State, Motion, Boundary: A Mechanistic Account of Convergence and Failure in Transformer Multiple-Choice Decisions
We introduce three quantities — state (logit-margin δ), motion (per-layer drift g), and boundary (|δ|) — that fully describe the layer-by-layer trajectory of a transformer's answer on multiple-choice benchmarks. These primitives separate prompts into four trajectory types (stable-correct, stable-wrong, unstable-correct, unstable-wrong), producing a phase diagram that replicates across three 7–8B-parameter instruction-tuned transformers (Qwen 2.5-7B, Llama 3.1-8B, Mistral 7B-v0.3) and multiple knowledge domains.
We decompose motion into attention-driven routing and MLP-driven injection, and validate causal claims via component ablation, activation patching, and span-deletion experiments with multiple-comparison correction.

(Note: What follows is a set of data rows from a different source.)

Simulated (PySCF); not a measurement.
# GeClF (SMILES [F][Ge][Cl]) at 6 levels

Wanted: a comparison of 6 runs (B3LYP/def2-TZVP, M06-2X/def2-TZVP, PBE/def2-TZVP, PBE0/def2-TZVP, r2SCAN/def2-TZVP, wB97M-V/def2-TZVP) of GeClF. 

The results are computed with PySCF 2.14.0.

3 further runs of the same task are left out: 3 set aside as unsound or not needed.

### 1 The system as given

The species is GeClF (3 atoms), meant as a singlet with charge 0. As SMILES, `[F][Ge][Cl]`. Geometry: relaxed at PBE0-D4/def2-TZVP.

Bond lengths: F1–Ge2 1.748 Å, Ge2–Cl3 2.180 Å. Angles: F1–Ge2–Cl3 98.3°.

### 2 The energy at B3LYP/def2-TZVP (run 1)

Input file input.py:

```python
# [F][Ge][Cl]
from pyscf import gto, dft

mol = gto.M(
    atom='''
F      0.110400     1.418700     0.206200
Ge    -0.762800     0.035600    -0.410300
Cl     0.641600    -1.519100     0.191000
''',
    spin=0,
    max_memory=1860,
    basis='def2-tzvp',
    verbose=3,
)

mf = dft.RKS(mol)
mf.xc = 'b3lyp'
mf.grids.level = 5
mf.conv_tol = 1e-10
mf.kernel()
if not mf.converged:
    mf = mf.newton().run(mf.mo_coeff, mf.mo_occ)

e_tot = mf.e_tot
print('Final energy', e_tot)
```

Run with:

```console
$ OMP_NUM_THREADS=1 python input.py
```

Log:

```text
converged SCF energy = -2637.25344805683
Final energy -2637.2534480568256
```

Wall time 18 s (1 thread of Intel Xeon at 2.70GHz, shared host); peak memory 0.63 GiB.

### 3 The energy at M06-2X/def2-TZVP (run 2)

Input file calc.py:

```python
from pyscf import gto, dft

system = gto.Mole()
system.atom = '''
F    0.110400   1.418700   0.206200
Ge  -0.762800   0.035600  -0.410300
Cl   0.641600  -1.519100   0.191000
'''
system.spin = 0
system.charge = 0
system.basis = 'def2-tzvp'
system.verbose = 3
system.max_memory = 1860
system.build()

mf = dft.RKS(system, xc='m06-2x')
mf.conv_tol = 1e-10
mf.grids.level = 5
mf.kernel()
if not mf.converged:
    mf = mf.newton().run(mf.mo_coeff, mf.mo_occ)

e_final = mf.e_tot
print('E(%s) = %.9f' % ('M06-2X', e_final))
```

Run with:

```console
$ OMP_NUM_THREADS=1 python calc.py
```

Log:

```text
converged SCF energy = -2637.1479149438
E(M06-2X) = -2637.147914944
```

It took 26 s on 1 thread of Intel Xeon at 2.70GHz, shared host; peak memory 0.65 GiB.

Paper: See paper/final_paper/paper_publish.pdf for the full manuscript.
shape-of-wisdom/
├── configs/
│ ├── experiment_v2.yaml # Full experiment configuration (models, thresholds, validators)
│ └── coarse_domain_mapping.json # MMLU domain → coarse category mapping
├── prompt_packs/
│ └── ccc_baseline_v1_3000.jsonl # 3,000 MMLU four-choice prompts (SHA-256 locked)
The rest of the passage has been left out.